The U.S. Is Not a “Debtor Nation”!
The May 16, 2019 New York Times article, Trump Found a Love for Tariffs Battling a Booming ‘80’s Japan by Jim Tankersley and Mark Landler, mentions Donald Trump’s belief that “We’re a debtor nation”. Such erroneous belief is in line with the fallacious conventional economic wisdom that the United States depends on foreign capital to finance its budget deficits. That mistaken theory, based on the superficial observation that foreigners hold some of our Treasury bonds, persists even after the Federal Reserve’s enormous QE (quantitative easing) which financed the entire budget deficit (over $3 trillion) from 2011 to 2014. That enormous round of QE financing by the Fed should make clear that we have no need for foreign capital. Mysteriously, that economic reality is still not understood by most economists and politicians. We have the Fed’s QE, so we will never need Chinese or Japanese capital. We are most certainly not addicted to (or dependent on) foreign capital.

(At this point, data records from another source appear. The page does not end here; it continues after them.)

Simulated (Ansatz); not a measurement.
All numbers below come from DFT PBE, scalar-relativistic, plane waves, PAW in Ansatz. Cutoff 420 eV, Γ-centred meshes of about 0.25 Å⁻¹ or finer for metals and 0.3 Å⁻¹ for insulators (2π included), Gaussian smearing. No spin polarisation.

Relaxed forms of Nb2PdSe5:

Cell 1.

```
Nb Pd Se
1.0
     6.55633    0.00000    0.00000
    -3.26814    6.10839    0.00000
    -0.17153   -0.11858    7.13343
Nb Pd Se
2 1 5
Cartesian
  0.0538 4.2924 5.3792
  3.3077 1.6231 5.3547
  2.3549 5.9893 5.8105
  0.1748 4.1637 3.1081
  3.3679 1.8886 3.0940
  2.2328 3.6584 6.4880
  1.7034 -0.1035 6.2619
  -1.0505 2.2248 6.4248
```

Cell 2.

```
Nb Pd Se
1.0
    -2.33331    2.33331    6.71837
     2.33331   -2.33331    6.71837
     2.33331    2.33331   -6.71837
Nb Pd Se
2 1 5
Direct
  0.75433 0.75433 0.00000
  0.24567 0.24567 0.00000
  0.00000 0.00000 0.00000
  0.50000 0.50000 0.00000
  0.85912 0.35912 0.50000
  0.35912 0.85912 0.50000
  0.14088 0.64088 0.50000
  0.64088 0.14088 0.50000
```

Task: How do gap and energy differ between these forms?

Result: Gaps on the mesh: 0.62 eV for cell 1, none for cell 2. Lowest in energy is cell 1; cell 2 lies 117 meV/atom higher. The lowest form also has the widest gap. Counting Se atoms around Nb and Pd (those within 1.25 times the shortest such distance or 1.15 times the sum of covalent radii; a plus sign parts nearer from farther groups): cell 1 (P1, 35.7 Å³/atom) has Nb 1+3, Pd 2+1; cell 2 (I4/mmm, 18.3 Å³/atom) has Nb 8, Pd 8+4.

Why is it that foreigners holding even large amounts of our Treasury bonds does not mean we are a “debtor nation”? The reason is that all of our government debt is in our own currency, the dollar, not in a foreign currency. The difference is crucial. First of all, the Fed can always service foreign-held Treasury bonds with QE (which is essentially printed money), meaning that foreign-held government debt is never a problem (nor is domestically-held government debt!). Secondly, if the dollar exchange rate drops, our foreign-held debt will not increase. Whereas when a nation’s debt is in foreign currency, that debt will increase in terms of the nation’s own currency when the national currency weakens. So, to be a “debtor nation” means having government debt in a foreign currency, regardless of the nationality of the bond holders. A nation is not a “debtor nation” just because foreigners own some government bonds when those bonds are in the nation’s own currency.
Another point: consider Argentina and Brazil, for example, nations which have had recurring severe economic crises due to their truly foreign debt denominated in US dollars, not their own currency. That foreign debt increased as the exchange rate of their national currencies fell, leading to a downward spiral whose initial cause was bad economic policy. The decision to borrow in foreign currency was economically and politically expedient for the short term, but inevitably disastrous. The Argentina/Brazil crises were compounded by the monumental mistake of persisting with foreign currency financing, organized by the IMF and requiring tight fiscal and monetary policies, which deepened and lengthened the crises!
The IMF has truly been totally incompetent, even with Poland and Russia, as they emerged from communism in the early 1990’s, imposing fiscal and monetary austerity along with artificially strong national currencies (making their economies much less trade competitive) in exchange for fresh dollar denominated loans. Those were extremely counterproductive policies, deepening and lengthening the Polish and Russian recessions to depression levels. Poland and Russia both ended up feeling that the IMF’s advice was economic sabotage directed by the United States. In fact, the IMF was not attempting sabotage, it was simply grossly incompetent. The only good advice for nations is to never borrow in a foreign currency. And, to never implement fiscal and monetary austerity during recessions (which caused the Great Depression of the 1930’s and the long, deep recession in the Eurozone starting in 2011).